Anjali Joseph
Anjali Joseph was born in Bombay. She read English at Trinity College, Cambridge, and has taught English at the Sorbonne, and written for the Times of India in Bombay. She was commissioning editor of ELLE India. Saraswati Park, her first novel, was published in 2010. It won the Betty Trask Prize and the Desmond Elliott Prize, and was joint winner of India’s Vodafone Crossword Book Award for Fiction, as well as being shortlisted for the Commonwealth Prize for Best First Book, the Ondaatje Prize, and the Hindu Literary Prize. Another Country, her second novel, was published in 2012 and was longlisted for the Man Asian Literary Prize.
Thank you for coming here this afternoon
I’ve been thinking about literary events, and the business of meeting writers, and why I feel slightly strange about it. It can be great, but it might also be strangely disappointing. For example, there’s an Indian writer, Upamanyu Chatterjee, whose work I love – I’ve read all his books several times and I think he’s wonderful. But I’ve never gone to hear him read or speak. In a way, I want to. In another way, I feel he and I already have the perfect literary relationship: he writes his books, and I read them.
A while ago, a writer friend told me to read a story by Henry James called ‘The Private Life’. It’s sort of a supernatural story, though it’s not frightening as much as illuminating. In the story, a group of people from London are on holiday in a Swiss mountain resort. They include an actress, her husband, an actor, his wife, and a famous writer. The writer is a very famous writer, and the narrator of the story admires his work, but for some reason although he’s very pleasant, he’s just not particularly interesting or brilliant to talk to. One evening the narrator of the story goes to the writer’s room to look for a new scene of a play that he’s promised to read aloud to everyone. The writer is downstairs talking to the rest of the group. But when the narrator goes into his room, he sees this hunched figure sitting at the writer’s desk, writing in the dark. He realises that the writer is actually two people, and he tells the actress, speaking of the writer: “One goes out, the other stays at home. One is the genius, the other’s the bourgeois, and it’s only the bourgeois whom we personally know.” So maybe my instinct about not trying to meet some of my favourite writers is a good instinct. Maybe you only rarely, if ever, meet the writer – maybe you just meet the second-best self that the writer sends out to talk to people.

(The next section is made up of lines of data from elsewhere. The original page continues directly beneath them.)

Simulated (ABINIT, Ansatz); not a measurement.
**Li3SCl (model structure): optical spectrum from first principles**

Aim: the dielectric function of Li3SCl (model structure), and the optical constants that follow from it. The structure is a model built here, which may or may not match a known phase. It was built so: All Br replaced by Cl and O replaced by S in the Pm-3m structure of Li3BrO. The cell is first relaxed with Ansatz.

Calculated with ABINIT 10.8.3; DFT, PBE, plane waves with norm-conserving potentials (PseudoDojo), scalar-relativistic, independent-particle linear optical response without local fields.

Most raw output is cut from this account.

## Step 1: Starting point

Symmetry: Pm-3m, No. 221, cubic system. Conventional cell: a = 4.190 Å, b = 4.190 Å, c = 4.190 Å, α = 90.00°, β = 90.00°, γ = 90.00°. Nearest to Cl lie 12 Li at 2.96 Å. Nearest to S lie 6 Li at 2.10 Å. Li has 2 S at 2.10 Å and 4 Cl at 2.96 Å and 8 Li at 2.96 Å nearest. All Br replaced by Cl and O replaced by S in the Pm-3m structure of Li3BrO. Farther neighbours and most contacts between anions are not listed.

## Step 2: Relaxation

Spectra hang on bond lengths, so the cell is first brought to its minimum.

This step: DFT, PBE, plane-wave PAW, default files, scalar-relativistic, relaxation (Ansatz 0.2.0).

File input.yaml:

In August this year I was in India and a friend of mine, who’s a bit younger than me, wanted to go to this literary event one evening. I said I’d go with her. The event was supposed to be a discussion about Tukaram, a 17th century poet from western India, whose work I’ve read in translation – he’s a very popular folk poet. There were two university professors who were going to talk for a little while and then there were supposed to be questions. But the university professors talked for much longer than they said they would, and it wasn’t very interesting, because they just kept saying that the poet was a very good poet, but they couldn’t explain why. I began to feel extremely bored, and then quite angry. Meanwhile, my friend was very calm because she was sitting next to me and texting everyone she knew, which is what most of the rest of the audience was also doing.
The theme for this year’s writer’s program is ‘breath’, and it occurred to me that boredom is to inspiration what exhalation is to inhalation. By this I mean that you can’t have one without the other. Inspiration sounds more glamorous than boredom, but both are probably necessary in order to make something creative. But people tend to assume boredom or irritation are a mistake. I don’t think that’s so. A lot of artistic movements begin with exasperation. For example, the French New Wave film makers of the 1960s started by writing long articles about why the films that were being made at the time were useless and boring, and then they started making their own films. If the young film makers had just sat through the boring films, and maybe been able to text their friends during them, and if they just assumed that culture is supposed to be boring, and that their real lives are something else that goes on outside, then we wouldn’t have New Wave cinema.